Weird bahaviour from shlex - line no

Sat Sep 28 10:52:34 EDT 2013

Dave Angel wrote:

> On 28/9/2013 02:26, Daniel Stojanov wrote:
> 
>> Can somebody explain this. The line number reported by shlex depends
>> on the previous token. I want to be able to tell if I have just popped
>> the last token on a line.
>>
> 
> I agree that it seems weird.  However, I don't think you have made
> clear why it's not what you (and I) expect.
> 
> import shlex
> 
> def parseit(string):
>     print
>     print "Parsing -", string
>     first = shlex.shlex(string)
>     token = "dummy"
>     while token:
>         token = first.get_token()
>         print token, " -- line", first.lineno
> 
> parseit("word1 word2\nword3")     #first
> parseit("word1 word2,\nword3")    #second
> parseit("word1 word2,word3\nword4")
> parseit("word1 word2+,?\nword3")
> 
> This will display the lineno attribute for every token.
> 
> shlex is documented at:
> 
> http://docs.python.org/2/library/shlex.html
> 
> And lineno is documented on that page as:
> 
> """shlex.lineno
> Source line number (count of newlines seen so far plus one).
> """
> 
> It's not at all clear what "seen so far" is intended to mean, but in
> practice, the line number is incremented for the last token on the
> line. Thus your first example
> 
> Parsing - word1 word2
> word3
> word1  -- line 1
> word2  -- line 2
> word3  -- line 2
>   -- line 2
> 
> word2 has the incremented line number.
> 
> But when the token is neither whitespace nor ASCII letters, then it
> doesn't increment lineno.  Thus second example:
> 
> Parsing - word1 word2,
> word3
> word1  -- line 1
> word2  -- line 1
> ,  -- line 1                      #we would expect this to be "line 2"
> word3 -- line 2 -- line 2
> 
> Anybody else have some explanation 

The explanation seems obvious: a word may be continued by the next character 
if that is in wordchars, so the parser has to look at that character. If it 
happens to be '\n' the lineno is immediately incremented. Non-wordchars are 
returned as single characters, so there is no need to peek ahead and the 
lineno is not altered.

In short: this looks like an implementation accident. 
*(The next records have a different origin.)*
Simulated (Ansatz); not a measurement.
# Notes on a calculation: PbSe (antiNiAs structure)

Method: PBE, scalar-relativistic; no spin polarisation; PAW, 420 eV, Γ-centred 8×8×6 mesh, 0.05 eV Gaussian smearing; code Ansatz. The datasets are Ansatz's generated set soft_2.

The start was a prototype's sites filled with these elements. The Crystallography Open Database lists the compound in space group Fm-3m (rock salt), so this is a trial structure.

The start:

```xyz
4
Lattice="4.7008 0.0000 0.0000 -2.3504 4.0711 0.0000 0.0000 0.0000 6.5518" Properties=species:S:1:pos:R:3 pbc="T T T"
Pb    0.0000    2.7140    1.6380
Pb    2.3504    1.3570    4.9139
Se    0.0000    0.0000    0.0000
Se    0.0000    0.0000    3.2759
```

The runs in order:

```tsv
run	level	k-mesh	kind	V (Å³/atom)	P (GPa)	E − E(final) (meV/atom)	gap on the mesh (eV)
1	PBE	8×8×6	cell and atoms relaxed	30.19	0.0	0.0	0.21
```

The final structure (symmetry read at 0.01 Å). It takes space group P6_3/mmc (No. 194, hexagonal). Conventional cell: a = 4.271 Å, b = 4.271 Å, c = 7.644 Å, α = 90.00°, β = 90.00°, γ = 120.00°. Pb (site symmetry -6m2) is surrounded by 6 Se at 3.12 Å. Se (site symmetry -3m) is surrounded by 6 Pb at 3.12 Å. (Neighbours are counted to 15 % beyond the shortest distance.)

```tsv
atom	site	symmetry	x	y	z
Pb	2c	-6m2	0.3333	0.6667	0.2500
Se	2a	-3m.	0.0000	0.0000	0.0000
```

OP: I don't see a usecase for the current behaviour -- I suggest that you 
file a bug report.

> or advice for Daniel, other than
> preprocessing the string by stripping any non letters off the end of the
> line?

The following gives the tokens' starting line for your examples

def shlexiter(s):
    p = shlex.shlex(s)
    p.whitespace = p.whitespace.replace("\n", "")
    while True:
        lineno = p.lineno
        token = p.get_token()
        if not token:
            break
        if token == "\n":
            continue
        yield lineno, token

def parseit(string):
    print("Parsing - {!r}".format(string))
    for lineno, token in shlexiter(string):
        print("{:3} {!r}".format(lineno, token))
    print("")

but I have no idea about the implications for more complex input.